He sat against a dressing-room wall, his eyes puffed, his scar tissue soft and swollen. His legs were elevated and his head was slumped and it seemed as if lifting his arms was out of the question. This is often the way boxers look in the drained moments after losing it all, their title, their championship, their belts, their fame. Like you could leave them there to rot. This was Evander Holyfield Friday night.

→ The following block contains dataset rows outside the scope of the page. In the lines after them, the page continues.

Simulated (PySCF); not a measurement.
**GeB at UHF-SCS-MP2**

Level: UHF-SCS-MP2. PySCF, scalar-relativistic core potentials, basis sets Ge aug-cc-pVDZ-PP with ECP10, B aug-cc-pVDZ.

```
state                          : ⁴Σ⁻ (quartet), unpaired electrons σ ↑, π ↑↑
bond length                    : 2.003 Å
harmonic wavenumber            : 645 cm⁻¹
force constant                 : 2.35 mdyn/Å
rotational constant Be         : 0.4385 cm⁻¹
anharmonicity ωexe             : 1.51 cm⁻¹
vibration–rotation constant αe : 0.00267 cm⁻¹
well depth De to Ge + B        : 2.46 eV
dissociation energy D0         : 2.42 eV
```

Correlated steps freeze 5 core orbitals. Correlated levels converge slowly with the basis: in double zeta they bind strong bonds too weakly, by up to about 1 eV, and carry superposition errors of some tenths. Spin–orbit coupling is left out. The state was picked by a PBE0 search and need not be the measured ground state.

A shame. I long ago stopped caring about boxing. Too much slime. Too many pretenders. And yet, I felt empty and sad when Holyfield lost to young loudmouth Riddick Bowe in that 12-round heavyweight championship in Las Vegas, a fight that pushed both men to the front porch of hell. Holyfield, three inches smaller and 30 pounds lighter, took an enormous beating, especially in a 10th round that ranks with the most furious in recent memory. He should have hit the canvas several times, taking hooks and uppercuts from Bowe’s powerful, lineman-like form. At one point, the champ was so dazed by punches that he half- turned his back to the challenger, who quickly lowered the boom to the backside of his head. Holyfield wobbled, hung on the ropes, he was over, finished.
But he would not go down.
There are moments that define a boxer, and in that moment, Hoyfield woozy and blurred, yet still commanding his legs to move, his arms to box, somehow returning from the singing of angels to throw his own punches, not only throw them but land them, and stun the kid one last time — where was he getting the strength to do this? — in that moment we learned Holyfield was indeed a champion, with a champion’s heart.
We may never have known this in the two years and 19 days he held the title.
We had three minutes to appreciate it.
And his reign was over. Family and God
There goes the gentleman champion. People complained about Holyfield being
“too boring,” but these people think boxing should be one promoter with electrified hair yelling at another promoter wearing a sports coat with no shirt underneath — or one boxer with a neck full of gold chains taunting another boxer in a sequined jump suit.
You want that? You can have it. I liked Holyfield. I never heard him swear at anyone. Never heard him harass a challenger by saying “I’m gonna make you kiss me like a woman,” as Mike Tyson once did. I never read about Holyfield arrested with his car wrapped around a telephone pole. Never saw him leap across a craps table to throw a punch.
He didn’t smoke. He didn’t do drugs. He never insulted a former champion by saying, “He couldn’t carry my jockstrap.” (Do you remember when Larry Holmes said that about Rocky Marciano?)
Holyfield never got fat. He looked like an athlete should look, ready to go, all the time. He talked about family and God. He was in church every Sunday, even in Reno, Nev., and I didn’t know that was possible. He shrugged and looked away when others tried to taunt him. And while his list of opponents during his championship reign wasn’t exactly a who’s-who of great heavyweights (hey, Tyson was in jail), they were pretty much all he had. He fought them, he never came out of shape, flabby, or disinterested. He gave you a performance. He took the sport seriously.
Aren’t those the things you want in a champion? Or do you want this: Bowe, just minutes after winning the crown, grabbing the microphone and screaming at his critics “YOU NEVER SHOULDA DOUBTED ME!” then challenging the next contender, Lennox Lewis, to “knock me down right now, come on, knock me down.”
Some folks think this is great stuff. They probably like Wrestlemania. Others say this hearkens the tradition of Muhammad Ali. Come on. When will boxers stop trying to imitate the man? Ali was a black champion at a time of racial upheaval. When he shouted, he shook our consciousness.
These guys today just make noise. His gutsiest fight
So maybe with Bowe we have poems and boasts and sound bites. And maybe the soap-opera lovers can get back into the heavyweight scene.
Me? I’m gonna miss Holyfield. He gave an honest glaze to a slab of a sport that one day, when we come to our senses, will be abolished. In the meantime, he treated it with respect. And when he was dethroned — and, he says, retired — he said only this of his challenger: “I wanted it, but he wanted it more. He fought a great fight. I take off my hat to him.”
He said this without the strength to take a hat off a shelf. He said this with his eyes puffed to the point of closing. He said this with his shoulders dead, his head aching, and his gutsiest fight, the fight that proved his mettle, just minutes behind him.
You know what he showed us? Honor. I, for one, am going to miss that from the loser, and no longer champion, Evander Holyfield.